Surprise at the outcome of the European Union referendum a tendency to over-react was behind the problems with open-ended property funds immediately post-Brexit vote, says Russell Chaplin, chief investment officer for Aberdeen Asset Management’s property division.
Speaking to Emma Ann Hughes, editor of FTAdviser and Financial Adviser, Mr Chaplin said it was understandable that Property fund investors panicked in the aftermath of the Brexit vote.
He said: “People were considering what the effect would be on business services, the impact on central London, the office market in central London especially, and a realisation that within their Property funds, they might be holding those kind of assets.
“Actually most funds don’t hold highly concentrated holdings in any of those areas, so I think there was a tendency to over-react to that short term news, even though it was obviously a surprise for many people.”
Although the Financial Conduct Authority (FCA) has been keeping an eye on open-ended property funds as a result of the mass suspensions in dealing in the weeks following the referendum vote, Mr Chaplin does not believe there will be big rule changes as a result of what happened to property funds.

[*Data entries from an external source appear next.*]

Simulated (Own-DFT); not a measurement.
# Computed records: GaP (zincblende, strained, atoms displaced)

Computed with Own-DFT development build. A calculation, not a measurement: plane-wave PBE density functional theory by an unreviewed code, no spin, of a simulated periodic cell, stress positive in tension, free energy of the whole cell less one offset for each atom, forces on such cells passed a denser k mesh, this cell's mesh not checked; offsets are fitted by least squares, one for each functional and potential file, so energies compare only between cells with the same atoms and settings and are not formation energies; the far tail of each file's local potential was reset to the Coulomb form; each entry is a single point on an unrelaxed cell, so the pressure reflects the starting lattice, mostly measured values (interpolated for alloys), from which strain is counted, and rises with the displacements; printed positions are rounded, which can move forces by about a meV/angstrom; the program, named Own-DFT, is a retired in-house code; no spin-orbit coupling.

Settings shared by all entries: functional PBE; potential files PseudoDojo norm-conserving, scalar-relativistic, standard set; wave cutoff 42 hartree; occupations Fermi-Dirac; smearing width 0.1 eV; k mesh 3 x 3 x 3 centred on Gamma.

Speaking in August, he said: “The question for the FCA is what it is trying to resolve. There are nine funds which closed immediately after the vote. Four remain open and five are suspended, and it is important to look at what has worked well and what has worked less well over that period.
“Certainly what would be the worst thing to do is to end up putting in recommendations that bring the standard of things down to the lowest common denominator across the industry.
“This is an opportunity to take a look at what works and try to enhance that.”
Some funds do remain suspended, as a result of a lack of liquidity within the funds, and this suspension can take some time, although he said it was difficult to tell how long this would last for.
Mr Chaplin also said advisers should tell clients to remind themselves why they invested in the property funds in the first place.
“Typically the answer would be to get some income, because the income on these funds is relatively good compared with the yield on bonds.
“They will also be seeking some long-term capital growth, which is typically linked to economic growth and that will continue, and some diversification in the portfolio outside of equities other asset classes.
“These features still exist - and if clients still want those features, then it is worth sticking with the funds.”